Re: Tibetan/Burmese/Khmer

From: Maurice J Bauhahn (
Date: Sat Jan 18 1997 - 11:04:13 EST

Thank you Michael for the information you passed on. Thank you for
disclosing at what the stage Thai encoding was changed.

> >If Khmer was substituted on to an ISCII encoding, several consonants would
> >need to be added out of alphabetic order and some vowels added. For speed
> >of sorting that would be disadvantageous...but if economic considerations
> >made it necessary, Cambodians would have to put up with the
> >inconvenience.
> I can't imagine that it would be *that* expensive in terms of speed.
> Certainly the closer a script is to a Brahmic encoding, the cheaper it is
> to adapt from software built for an existing Brahmic encoding.

I wish I could calculate the theoretical limits to settle that question.
All I know is the difficulty which I have experienced in creating a
sorting algorythm for the language. There are five levels of dependencies
with up to 35 members in each dependency. Of course the real language does
not have all combinations but the variations are enough that a simple
dictionary lookup does not seem practical.
> (I prefer to call the ISCII/Unicode/10646 "family of encoding-principles"
> Brahmic encoding generically. Tibetan would not have a Brahmic encoding,
> though historically it is a Brahmic script.)
> >One _can_ put proper weight to subscripts in this way...however at
> >additional time cost. I envision helping Cambodians to sort
> >millions of strings on their computers, and am fearful of the
> >implications of numerous compromises that reduce the efficiency of
> >sorting. Sorting in Khmer is similarly dependent on the root of the
> >syllable (thank you, Michael, for putting it that makes it more
> >understandable to the uninitiated).
> Maurice, will you please write a paper with examples and submit it to WG2
> and to the UTC for scrutiny? A paper in HTML format would be nice.

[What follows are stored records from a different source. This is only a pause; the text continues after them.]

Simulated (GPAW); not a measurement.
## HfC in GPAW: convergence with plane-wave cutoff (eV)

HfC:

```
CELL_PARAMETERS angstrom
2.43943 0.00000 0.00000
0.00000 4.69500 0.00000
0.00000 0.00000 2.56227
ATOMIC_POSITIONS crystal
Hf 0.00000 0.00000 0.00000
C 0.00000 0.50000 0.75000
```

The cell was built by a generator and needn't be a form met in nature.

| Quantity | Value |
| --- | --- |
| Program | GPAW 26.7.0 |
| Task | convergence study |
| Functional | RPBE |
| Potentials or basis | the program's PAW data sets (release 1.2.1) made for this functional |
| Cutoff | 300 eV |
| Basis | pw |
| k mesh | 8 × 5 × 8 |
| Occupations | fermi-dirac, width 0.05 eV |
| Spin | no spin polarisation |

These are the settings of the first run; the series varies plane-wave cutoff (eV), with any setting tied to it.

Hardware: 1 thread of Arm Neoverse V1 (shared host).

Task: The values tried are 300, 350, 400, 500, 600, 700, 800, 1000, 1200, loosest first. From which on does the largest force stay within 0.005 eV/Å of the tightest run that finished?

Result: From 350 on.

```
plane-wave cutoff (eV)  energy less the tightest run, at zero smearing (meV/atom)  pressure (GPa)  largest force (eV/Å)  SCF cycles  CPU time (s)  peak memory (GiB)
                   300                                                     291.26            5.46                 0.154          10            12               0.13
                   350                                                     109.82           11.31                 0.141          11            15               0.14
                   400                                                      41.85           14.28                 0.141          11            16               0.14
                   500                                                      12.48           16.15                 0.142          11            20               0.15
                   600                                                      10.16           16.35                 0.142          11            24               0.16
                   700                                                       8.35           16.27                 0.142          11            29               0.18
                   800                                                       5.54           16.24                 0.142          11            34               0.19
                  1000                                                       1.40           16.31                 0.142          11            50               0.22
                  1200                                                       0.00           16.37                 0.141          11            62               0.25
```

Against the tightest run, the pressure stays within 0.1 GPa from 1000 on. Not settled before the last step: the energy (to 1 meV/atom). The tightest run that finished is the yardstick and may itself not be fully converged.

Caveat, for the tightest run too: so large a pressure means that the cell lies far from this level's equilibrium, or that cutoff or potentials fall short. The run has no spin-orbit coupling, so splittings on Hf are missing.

I would love to do that, but have no idea how to incorporate Khmer script
examples into HTML without a bunch of little giffs! Are there any working
browsers which take advantage of the proposed RFC2070
(Internationalization of the Hypertext Markup Language)?
> >In Khmer there are five different
> >weightings within a syllable: base consonant (or implied glottal stop
> >consonant), first subscript consonant, second subscript consonant, vowel,
> >and sign. It will be nice with Unicode to combine all the vowel glyphs
> >combinations into one character!
> None of this sounds like "root" in the sense in which Tibetan uses the term.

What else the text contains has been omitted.